Abstract:
A pulse detonation apparatus utilizes an inner housing which rotates relative to an outer housing. The inner housing has spherical inner seal surfaces that rotate with it. The outer housing has mating spherical seal surfaces that rotationally receive the inner seal surfaces. Ports extend through the inner seal surface and the outer seal surface. These ports register at least once per revolution. An inlet supplies a fuel mixture to the interior of the inner housing and each time the inner and outer housing ports align, the fuel mixture is transmitted into an annular detonation chamber where an igniter ignites the mixture to create a detonation wave. Circular seals surround the outer housing port to provide sealing against the high pressure, high temperature detonations. Purge air is admitted into the detonation chamber, a new fuel mixture is delivered to the detonation chamber, and the cycle is repeated.

Description:
CROSS REFERENCE TO RELATED APPLICATION 
     This invention is a continuation-in-part of application Ser. No. 08/265,661, filed Jun. 24, 1994, Pulse Detonation Engine (now U.S. Pat. No. 5,473,885). 
    
    
     BACKGROUND OF THE INVENTION 
     1. Field of the Invention 
     This invention relates in general to propulsion systems, and in particular to pulse detonation engines such as for aircraft, missiles and rockets. 
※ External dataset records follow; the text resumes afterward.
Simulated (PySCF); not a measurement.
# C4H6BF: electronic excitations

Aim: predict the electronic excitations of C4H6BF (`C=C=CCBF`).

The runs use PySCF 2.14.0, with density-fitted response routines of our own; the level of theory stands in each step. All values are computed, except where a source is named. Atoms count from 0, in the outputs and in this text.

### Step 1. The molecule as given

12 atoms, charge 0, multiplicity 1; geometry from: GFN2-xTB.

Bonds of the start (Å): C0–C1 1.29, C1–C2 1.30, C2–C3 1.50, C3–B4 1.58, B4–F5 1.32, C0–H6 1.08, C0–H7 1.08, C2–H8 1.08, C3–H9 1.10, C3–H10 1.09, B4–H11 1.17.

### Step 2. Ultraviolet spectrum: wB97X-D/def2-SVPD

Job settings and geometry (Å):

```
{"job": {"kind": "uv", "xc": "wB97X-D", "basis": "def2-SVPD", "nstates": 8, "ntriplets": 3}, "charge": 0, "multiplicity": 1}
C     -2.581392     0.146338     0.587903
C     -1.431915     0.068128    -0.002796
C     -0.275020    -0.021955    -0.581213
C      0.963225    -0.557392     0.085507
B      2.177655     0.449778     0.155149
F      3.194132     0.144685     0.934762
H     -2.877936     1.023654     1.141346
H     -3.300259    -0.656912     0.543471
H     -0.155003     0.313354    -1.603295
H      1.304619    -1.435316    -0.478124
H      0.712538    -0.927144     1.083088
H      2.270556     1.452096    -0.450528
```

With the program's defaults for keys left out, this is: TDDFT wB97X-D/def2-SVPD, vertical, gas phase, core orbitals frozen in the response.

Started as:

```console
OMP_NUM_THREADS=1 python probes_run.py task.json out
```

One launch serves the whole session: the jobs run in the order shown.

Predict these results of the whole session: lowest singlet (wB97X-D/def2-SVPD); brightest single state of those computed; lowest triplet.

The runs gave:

     2. Description of the Prior Art 
     A pulse detonation engine is an apparatus which produces a high pressure exhaust from a series of repetitive detonations within a detonation chamber. The process is a constant volume heat addition process. A gaseous fuel is detonated within a chamber, causing a pulse detonation wave which propagates at supersonic speeds. The detonation wave compresses the fluid within the chamber, increasing its pressure, density and temperature. As the detonation wave passes out the open rearward end, thrust is created. The cycle is then repeated. 
     At high speeds, such as Mach 2 to about Mach 3.5, such an engine would be theoretically more efficient than conventional turbojets because the engine does not require compressors or turbines. A pulse detonation engine supplying the same amount or more of thrust as a conventional gas turbine engine would theoretically weigh less. Also, a pulse detonation engine could be used as a propulsion system for a rocket. 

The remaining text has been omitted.